Paula Findlen is Ubaldo Pierrotti Professor of Italian History and Co-Director of the Center for Medieval and Early Modern Studies at Stanford University, USA. Her previous works include Possessing Nature: Museums, Collecting and Scientific Culture in Early Modern Italy, which was awarded the Pfizer Prize in the History of Science, and (co-edited with Pamela Smith) Merchants and Marvels: Commerce, Science and Art in Early Modern Europe.
What can we learn about the past by studying things? How does the meaning of things, and our relationship to them, change over time? This fascinating collection taps a rich vein of recent scholarship to explore a variety of approaches to the material culture of the early modern world (c.1500-1800).
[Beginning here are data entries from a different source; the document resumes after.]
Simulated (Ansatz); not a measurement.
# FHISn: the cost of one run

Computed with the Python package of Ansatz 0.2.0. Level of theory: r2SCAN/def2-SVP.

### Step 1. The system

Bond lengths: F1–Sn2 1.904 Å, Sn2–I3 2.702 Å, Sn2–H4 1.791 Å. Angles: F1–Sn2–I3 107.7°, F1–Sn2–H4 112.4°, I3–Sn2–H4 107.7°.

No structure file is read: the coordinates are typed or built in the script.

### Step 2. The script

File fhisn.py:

Divided into six parts this book explores; the ambiguity of things, representing things, making things, empires of things, consuming things and lastly the power of things. Spanning across the early modern world, from Ming dynasty China to Georgian England, and from Ottoman Egypt to Spanish America, the authors provide a generous set of examples in how to study the circulation, use, consumption and, most fundamentally, the nature of things themselves.
Drawing on a broad range of disciplinary perspectives and lavishly illustrated, Early Modern Things supplies fresh and provocative insights into how objects – ordinary and extraordinary, secular and sacred, natural and man-made – came to define some of the key developments of the early modern world. This book will be essential reading for all those interested in the early modern world.